PUBLISHED: 09:11 31 March 2014
March is a bringer of hope and hope comes in the wings of birds, crossing continents and seas to reach us from Africa. In the middle of March you stand on the beach at Cley, a weakling sun stroking your face and the sea still winter-grey and restless. Last night there was a hard frost and the grass on the lawn this morning was white with rime. Winter, it seems, will never leave.
Then, on this stony beach in March, with the wind rattling the dry stalks of curled dock and chapping the crinkled leaves of sea beet, above the dry chack of winter’s stonechat in a spiky tussock of gorse, you hear the call of spring, of hope, arriving on exhausted wings from an African beach. It’s a scraping call, a slurred, three-note “keeoorick”, and you look to sea where two slim, silver-white birds flap their strappy wings into the wind. The Sandwich terns are back – at least the first of them – the tips of their black bills yellow, as though finely dipped in béarnaise.
Who goes there?
Inland from the beach, where the sea campion and cat’s-ear of the shingle give way to the wild, wind-harried grass of the Eye Field, a small bird bobs on the ground. An upright stance and slim black legs; a serge grey back and a fine black mask; an intense blush of apricot in the throat, fading to Jersey cream below, and a square white rump above a glossy black bar at the end of the tail. A cock wheatear has arrived on the same winds as the terns and has stopped to feed on the north edge of Norfolk Wildlife Trust Cley Marshes, before continuing his journey north. He’ll go perhaps to a moor in the north of England or in Scotland. But for now he has joined the terns in Norfolk, and your heart leaps in the knowledge that spring has come in the far-flown wings of these birds.

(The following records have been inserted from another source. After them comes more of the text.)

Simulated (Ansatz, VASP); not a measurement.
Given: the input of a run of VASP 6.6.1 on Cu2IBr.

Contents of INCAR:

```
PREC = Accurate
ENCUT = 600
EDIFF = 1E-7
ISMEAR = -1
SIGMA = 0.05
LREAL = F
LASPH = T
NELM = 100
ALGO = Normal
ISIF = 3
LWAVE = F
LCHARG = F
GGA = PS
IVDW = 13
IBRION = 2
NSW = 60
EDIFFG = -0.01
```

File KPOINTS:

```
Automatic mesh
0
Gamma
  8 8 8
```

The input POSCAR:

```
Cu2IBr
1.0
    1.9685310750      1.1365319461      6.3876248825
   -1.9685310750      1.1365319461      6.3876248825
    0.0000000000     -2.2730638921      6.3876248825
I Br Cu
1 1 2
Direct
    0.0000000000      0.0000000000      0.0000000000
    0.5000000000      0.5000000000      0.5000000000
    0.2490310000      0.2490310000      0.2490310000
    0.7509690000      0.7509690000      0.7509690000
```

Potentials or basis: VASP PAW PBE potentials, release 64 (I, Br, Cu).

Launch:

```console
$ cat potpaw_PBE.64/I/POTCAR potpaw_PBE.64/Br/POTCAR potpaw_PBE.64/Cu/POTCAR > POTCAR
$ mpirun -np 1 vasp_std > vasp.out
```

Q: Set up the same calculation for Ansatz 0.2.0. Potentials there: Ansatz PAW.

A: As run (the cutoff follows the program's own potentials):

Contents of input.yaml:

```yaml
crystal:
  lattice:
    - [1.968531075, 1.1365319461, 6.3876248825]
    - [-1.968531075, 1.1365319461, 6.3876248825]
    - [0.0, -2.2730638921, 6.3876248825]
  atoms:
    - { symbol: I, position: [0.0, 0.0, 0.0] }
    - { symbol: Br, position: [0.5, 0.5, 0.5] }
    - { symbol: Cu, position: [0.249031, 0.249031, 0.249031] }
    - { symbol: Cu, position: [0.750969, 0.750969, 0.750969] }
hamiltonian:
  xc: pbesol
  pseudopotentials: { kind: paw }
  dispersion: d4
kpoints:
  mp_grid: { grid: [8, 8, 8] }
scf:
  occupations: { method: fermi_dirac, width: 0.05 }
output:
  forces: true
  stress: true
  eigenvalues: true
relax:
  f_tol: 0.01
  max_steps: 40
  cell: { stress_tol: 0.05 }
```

The next day you walk in a wood, on a carpet of sharp-green dog’s mercury, and your ears are called to the pollen-heavy willows at the wood’s edge by another voice from Africa. A lilting two-note song, unheard since the autumn before, announces that springs wings have reached the wood too. After this chiffchaff will come the blackcaps – fluty and fruity and loud – and the willow warblers – languid and liquid – until spring song cascades from every bush and tree.
A red admiral has been woken from its winter sleep on the trunk of an ivy-hugged oak by the first rays of the spring sun, and by the chiffchaff’s song perhaps. A brimstone dives through a clearing, slicing the spring air with its colour. Now the terns have added their calls to the gossip of stones on the beach; now the wheatear has flashed his rump in the Eye; now the chiffchaff has lisped his first note from the wood’s edge and called into the being last autumn’s sleeping butterflies; the spring is here. Frosts will come again, breath-freezing mornings and bud-burning nights, but in these African wings spring has arrived and there is no turning back.